Over the last 15 years, there has been a great deal of interest in developing teacher evaluation systems that used a class of statistical models based on test scores known as "Value-Added Methods" or VAM. Like many in the statistical community I viewed claims of the capabilities of these models with skepticism, but VAM had so much momentum at that point that it was unstoppable. However, as more experience was accumulated, the shortcomings became apparent. In 2014, the Americal Statistical Association issued a cautionary statement on VAM.
While not a VAM measure, the Student Growth Percentile (SGP), also known as the Colorado Growth Model (or even the Rhode Island Growth Model), experienced a similar trajectory, going quickly from a pilot program to automation and implementation by more than 20 states as one of the pimary measures of a student's educational progress.
The rapid adoption of SGP was partly a result of the requirements of the "Race to the Top" program, and partly because the developers released the SGP software as a freely available open source package in the R Statistical System.

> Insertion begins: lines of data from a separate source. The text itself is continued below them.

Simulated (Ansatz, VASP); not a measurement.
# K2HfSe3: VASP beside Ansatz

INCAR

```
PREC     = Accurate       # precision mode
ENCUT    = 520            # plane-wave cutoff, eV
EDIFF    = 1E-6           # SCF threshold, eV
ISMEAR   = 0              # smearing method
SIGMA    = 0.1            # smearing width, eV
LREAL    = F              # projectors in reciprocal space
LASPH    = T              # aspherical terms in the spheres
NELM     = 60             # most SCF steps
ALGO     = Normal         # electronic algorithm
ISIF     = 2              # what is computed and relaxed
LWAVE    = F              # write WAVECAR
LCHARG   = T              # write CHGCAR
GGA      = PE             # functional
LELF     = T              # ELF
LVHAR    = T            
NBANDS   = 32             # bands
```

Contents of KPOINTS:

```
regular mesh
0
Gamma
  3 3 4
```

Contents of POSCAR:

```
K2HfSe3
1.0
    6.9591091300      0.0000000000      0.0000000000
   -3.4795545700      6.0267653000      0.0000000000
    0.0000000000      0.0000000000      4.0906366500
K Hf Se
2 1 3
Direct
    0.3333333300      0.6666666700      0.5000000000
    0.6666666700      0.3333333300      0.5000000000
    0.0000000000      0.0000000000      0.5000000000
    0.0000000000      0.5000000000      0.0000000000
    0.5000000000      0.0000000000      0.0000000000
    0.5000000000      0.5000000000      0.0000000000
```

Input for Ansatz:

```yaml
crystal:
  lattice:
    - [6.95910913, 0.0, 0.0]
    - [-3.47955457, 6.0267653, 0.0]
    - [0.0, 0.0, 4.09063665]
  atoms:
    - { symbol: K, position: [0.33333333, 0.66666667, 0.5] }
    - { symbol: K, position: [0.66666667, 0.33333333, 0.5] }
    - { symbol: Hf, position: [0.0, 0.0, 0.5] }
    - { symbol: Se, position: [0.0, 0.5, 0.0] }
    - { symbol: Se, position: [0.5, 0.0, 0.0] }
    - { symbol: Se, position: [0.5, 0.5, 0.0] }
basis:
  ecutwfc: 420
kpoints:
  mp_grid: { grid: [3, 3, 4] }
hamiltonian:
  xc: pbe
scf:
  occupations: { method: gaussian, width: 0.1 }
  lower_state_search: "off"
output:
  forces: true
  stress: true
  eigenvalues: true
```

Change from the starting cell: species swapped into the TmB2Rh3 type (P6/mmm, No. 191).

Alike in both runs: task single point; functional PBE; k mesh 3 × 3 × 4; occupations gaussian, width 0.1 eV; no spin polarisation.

In the summer of 2015 I did a research project with three students working towards teacher certification to investigate the operational characteristics of the SGP. We developed a mathematically concise definition of the SGP measure as a conditional probability, and used the actual SGP software to model data generated using the Item Response Theory parameters of the Massachusetts Common Assessment System, as well as a Bayesian analysis based on our definition. We found good agreement between our definition and the simulated data, and were able to produce interval estimates for the SGP scores indicating that the SGP is a noisy measure, with a 95% credible interval 80 percentage points wide. These results were presented at the New England Statistics Symposium.
At the 2014 American Statistical Association Joint Meetings, I spoke with Dan McCaffrey of ETS, who has done extensive work on VAM. He told me that every independent researcher who has investigated the precision of the SGP has concluded that, for an individual student score, the 95% confidence interval is 0 to 100.